By 1675, there was a small but lively group of Walloons living in the two neighboring towns of Nieuw Dorp and Wiltwyck. They had arrived in the New World over the previous fifteen years and were eager to strike out on their own. In 1677, they began negotiating with the Lenape Indians to purchase a large tract of land about fifteen miles south of their current homes.
It must have been an exciting time. Louis DuBois, Christian Deyo, Abraham Hasbrouck, Andries LeFevre, Jean Hasbrouck, Pierre Deyo, Antoine Crispell, Abraham DuBois, Hugo Freer, Isaac DuBois and Simon LeFevre gathered together in congress with the Lenape, hoping that they could at last attain a place of their own.
They were successful and in 1678 they began cultivating the rich flood plains that hugged the small, winding river they dubbed the Wallkill after Wallonia, the region on today's French-Belgian border from which their families originated. Up the hill, on an expansive plateau, they built modest dwellings and staked their claim to an impressive 40,000 acre patent.
While New Paltz remained French at its core in those early years, others soon joined these Patentees. Jan Elting, a Dutch man, witnessed the agreement between the Lenape and the Walloons. His family soon joined his friends in New Paltz. Other Dutch families such as the Schoonmakers and the Terwilligers soon married into Walloon (or Huguenot) families or moved into the village, becoming integral members of the small New Paltz community.
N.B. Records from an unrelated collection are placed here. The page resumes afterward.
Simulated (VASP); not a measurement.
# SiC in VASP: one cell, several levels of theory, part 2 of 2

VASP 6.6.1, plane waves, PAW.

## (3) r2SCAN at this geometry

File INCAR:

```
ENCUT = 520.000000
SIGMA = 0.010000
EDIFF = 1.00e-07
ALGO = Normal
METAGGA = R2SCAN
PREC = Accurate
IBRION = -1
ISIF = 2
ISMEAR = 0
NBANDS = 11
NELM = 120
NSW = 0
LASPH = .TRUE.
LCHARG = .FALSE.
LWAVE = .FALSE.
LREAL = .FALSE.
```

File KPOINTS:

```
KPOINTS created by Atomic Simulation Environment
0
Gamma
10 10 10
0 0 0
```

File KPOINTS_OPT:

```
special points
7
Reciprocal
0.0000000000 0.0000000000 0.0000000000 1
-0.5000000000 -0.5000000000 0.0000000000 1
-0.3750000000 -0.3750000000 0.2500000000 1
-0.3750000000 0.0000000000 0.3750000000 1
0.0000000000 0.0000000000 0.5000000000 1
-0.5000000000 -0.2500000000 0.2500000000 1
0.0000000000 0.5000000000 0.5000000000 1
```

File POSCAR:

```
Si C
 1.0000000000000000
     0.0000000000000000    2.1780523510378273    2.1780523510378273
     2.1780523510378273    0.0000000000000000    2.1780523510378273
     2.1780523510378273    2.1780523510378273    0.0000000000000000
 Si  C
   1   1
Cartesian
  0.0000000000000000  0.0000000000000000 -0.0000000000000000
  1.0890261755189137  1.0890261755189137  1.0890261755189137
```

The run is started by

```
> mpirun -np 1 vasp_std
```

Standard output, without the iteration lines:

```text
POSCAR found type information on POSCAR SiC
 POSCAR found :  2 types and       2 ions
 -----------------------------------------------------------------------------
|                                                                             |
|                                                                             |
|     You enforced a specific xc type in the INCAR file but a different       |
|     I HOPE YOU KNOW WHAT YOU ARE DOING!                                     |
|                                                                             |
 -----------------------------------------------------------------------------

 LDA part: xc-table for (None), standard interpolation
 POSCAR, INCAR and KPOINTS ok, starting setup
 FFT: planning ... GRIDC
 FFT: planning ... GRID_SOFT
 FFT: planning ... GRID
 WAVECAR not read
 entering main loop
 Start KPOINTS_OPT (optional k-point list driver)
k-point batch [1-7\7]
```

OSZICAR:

Our early families include:
Louis Bevier, a founder or Patentee of New Paltz, and his wife Marie LeBlanc, along with their infant daughter Maria, left the Palatinate in Germany for America shortly after March 11, 1675. They probably lived initially near Manhattan and arrived in Nieuw Dorp (today known as Hurley, New York) by September 1677. Maria died prior to arriving in Nieuw Dorp. The Bevier-Elting Family Association was founded in 1963 and it supports the Bevier-Elting House.
Antoine Crispell and his wife, Maria Blanchan, arrived in America in 1660 aboard the Gilded Otter. Antoine was one of the original New Paltz Patentees but never lived in New Paltz. Antoine and his family settled in the Kingston/Hurley area. The Crispell Family Association was founded in 1966 with the purpose of reconstructing the 1717 French Church as a memorial to Antoine, and to compiling and publishing a family history. The Association continues to provide support for the church and has an on-going genealogy project.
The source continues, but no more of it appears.